Not happy my Huskies got dumped like that. A&M lost by 30 points. We beat a 6th ranked Stanford and destroyed Oregon and beat a very underrated Utah. Although, I'm not totally surprised. It's a total political snub. For nearly a decade while at Boise State, Chris Peterson made it very clear every year his displeasure at how his team's were routinely overlooked by the NCAA bowl committee. So this is their way of paying him back for criticizing them.
While this is obviously a moot point now that A&M lost, couple of caveats to make to this:
1) Stanford was 6th ranked very early in the season, when rankings basically don't matter. Stanford has since been revealed to not be particularly good, and is now properly unranked.
2) Oregon is pretty bad this year.
3) The current College Football Playoff committee has absolutely zip to do with the old BCS rankings and bowl selection. The idea that this is some type of revenge ploy against Chris Peterson makes absolutely no sense since this is a totally different group of people.
I myself had Texas A&M ahead of Washington at #4 two weeks ago, before Washington played Utah.
I do a fresh set of rankings every week, paying no regard to the previous week and not having a system of "move up" or "move down." Like the CFP committee, I look at resume and total body of work. Two weeks ago (Oct. 23), Washington did not have a very impressive total body of work. Their best win was over a pretty mediocre Stanford team. I ranked them at #9, behind then-undefeated Boise State and Baylor, both of which had better wins at the time (WSU and OSU, respectively), and then-one-loss Texas A&M, Louisville and Ohio State, which all had losses to quality teams and markedly better wins than Washington. In the case of Texas A&M, at that time they had beaten Tennessee, which was #12 for me that week, and Auburn (#11) and Arkansas (unranked, but closer to being ranked than Stanford). That's a better total body of work than what Washington's was at that time.

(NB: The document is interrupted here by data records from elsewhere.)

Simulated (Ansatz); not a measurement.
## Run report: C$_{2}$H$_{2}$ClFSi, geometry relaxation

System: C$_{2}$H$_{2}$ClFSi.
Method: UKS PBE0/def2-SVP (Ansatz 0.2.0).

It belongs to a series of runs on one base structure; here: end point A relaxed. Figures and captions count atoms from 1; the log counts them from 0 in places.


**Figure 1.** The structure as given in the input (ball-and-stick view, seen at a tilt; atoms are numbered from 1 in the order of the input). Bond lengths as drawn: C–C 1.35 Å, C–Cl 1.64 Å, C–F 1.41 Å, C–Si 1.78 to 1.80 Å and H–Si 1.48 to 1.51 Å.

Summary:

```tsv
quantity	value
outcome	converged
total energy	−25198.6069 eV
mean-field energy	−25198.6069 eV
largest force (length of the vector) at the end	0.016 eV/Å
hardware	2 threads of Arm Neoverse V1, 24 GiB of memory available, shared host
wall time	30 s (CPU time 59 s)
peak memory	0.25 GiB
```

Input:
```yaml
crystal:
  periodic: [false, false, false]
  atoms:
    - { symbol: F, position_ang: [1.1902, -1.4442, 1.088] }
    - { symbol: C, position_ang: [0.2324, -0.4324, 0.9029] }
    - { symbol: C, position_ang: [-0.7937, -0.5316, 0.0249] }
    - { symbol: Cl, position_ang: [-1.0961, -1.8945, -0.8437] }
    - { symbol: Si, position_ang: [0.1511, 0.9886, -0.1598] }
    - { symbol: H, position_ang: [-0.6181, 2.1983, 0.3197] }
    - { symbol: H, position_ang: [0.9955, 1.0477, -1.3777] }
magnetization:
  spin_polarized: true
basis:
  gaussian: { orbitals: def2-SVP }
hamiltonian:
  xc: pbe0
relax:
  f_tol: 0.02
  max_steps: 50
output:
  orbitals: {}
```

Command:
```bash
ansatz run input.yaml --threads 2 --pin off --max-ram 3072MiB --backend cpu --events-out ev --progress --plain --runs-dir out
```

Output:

When Washington beat Utah, suddenly they had a top 25 win and that was enough, combined with the premium of being unbeaten, to make them #4 for me. It amused me when, that same week, the committee made the move that I had just unmade. But I understood it. I really respect this committee for looking at total body of work and not letting teams skate by on garbage schedules just for being undefeated (like when they correctly denied 2014 FSU the top two spots despite their being the only unbeaten). Now, I think Washington will move into the fourth slot. OSU, unlike TAMU, did not lose to a top four team. And Louisville does not have a signature win. If they committee works similarly to how I do, which I think they do, Washington is a very likely choice for the #4 ranking.